Whoops, correction: The national polls did not tick up for Obama today; I spoke too soon. When the rest of today's tracking polls came in, Obama's already small lead shrunk 0.7% down to 5.3; this is based upon Rasmussen (holding steady), Gallup traditional (Obama drops 2 points from yesterday), Zogby (Obama up one tick), and IBD (Obama down two ticks). We're still waiting for the newest release of the Battleground poll.
One other interesting point on the national polling: Rasmussen has a ludicrous (in my opinion) turnout model where Democrats will outperform Republicans by 6.5%! In 2004, the gap was about 1.5% on election day; in 2006, it was 6.1%. But there are two related points to note:
- First, what Rasmussen is measuring is not turnout but rather the party affiliation claimed by respondents in a separate poll of adults. In other words, at best, Rasmussen is measuring total party registration (self reported) -- not what percent of each party will turn out. Thus, when they weight their polling on that basis, they're making the stealth turnout assumption that all the first-time registered Democrats and youth Democrats and such are just as likely to vote as older Democrats or Republicans who have voted every election for many years, that 6.5% more registered Democrats directly translates into 6.5% more votes for Obama. This is a questionable projection, to say the least.
- Second and even more intriguing... Rasmussen predicts a 6.5% Democratic advantage in turnout and adjusts its polling accordingly; but even so, they have Obama up by only 5%. Aren't they tacitly admitting that McCain will do significantly better in winning over Democrats than Obama will in turning Republicans to the dark side?
Now let's get back to the state polls released today...
Virginia is on the bring of becoming a toss-up (it's been leaning Obama for a while), and would already be except for one CNN poll; Nevada, while still technically leaning Obama, would also be a toss-up, except for one single-day poll I've never heard of -- Suffolk -- from a week ago.
Colorado is achingly close to being a toss-up as well; the most recent Denver Post/Mason-Dixon poll has Obama ahead by only 5 points, and Obama's overall lead is only 5.5.
If we change those states to toss-ups on the RCP electoral map, Obama drops below the magic 270 for the first time in a couple of weeks -- a stunning improvement for McCain. If the most recent polls are accurate, that means that John McCain can now win the election by only winning enough of those toss-ups, without having to take a single state where Obama has a significant lead right now.

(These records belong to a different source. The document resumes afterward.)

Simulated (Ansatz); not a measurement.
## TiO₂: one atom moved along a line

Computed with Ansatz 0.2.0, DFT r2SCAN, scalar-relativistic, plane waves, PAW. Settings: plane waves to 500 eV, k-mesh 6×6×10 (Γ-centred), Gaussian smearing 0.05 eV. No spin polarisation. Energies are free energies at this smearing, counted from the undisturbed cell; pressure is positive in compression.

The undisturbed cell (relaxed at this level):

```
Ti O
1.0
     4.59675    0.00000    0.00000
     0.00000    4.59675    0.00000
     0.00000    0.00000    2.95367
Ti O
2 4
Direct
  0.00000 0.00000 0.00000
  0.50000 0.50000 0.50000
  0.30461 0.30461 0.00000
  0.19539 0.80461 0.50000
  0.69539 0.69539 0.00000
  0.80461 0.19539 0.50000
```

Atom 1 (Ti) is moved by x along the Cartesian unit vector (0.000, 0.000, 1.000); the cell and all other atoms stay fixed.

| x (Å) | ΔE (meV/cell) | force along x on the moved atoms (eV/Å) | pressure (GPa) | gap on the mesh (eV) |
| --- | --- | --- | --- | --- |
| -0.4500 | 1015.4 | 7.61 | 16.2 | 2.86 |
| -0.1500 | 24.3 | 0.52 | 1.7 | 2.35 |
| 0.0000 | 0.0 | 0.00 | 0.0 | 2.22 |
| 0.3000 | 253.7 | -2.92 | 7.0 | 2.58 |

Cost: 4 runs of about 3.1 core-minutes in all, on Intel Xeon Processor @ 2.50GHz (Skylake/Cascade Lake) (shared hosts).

But that's not all... in Pennsylvania, where John McCain and Sarah Palin have been campaigning heavily (against the advice of well-meaning Democrats, who have been advising McCain that he can't win there, so he should pull out), there are five polls in the RCP average; one of them, Marist, is clearly an outlier (Obama +14, twice as big a lead as the next nearest poll). Take Marist out of the mix, and Obama only leads by 5.3% in Pennsylvania -- making that state as close as makes no difference to a toss-up as well.
If we make Pennsylvania a toss-up, that leaves Barack Obama at only 243 in the electoral count -- rather, 242, since McCain is very likely to win that one electoral vote in Maine decided by a Republican-leaning district.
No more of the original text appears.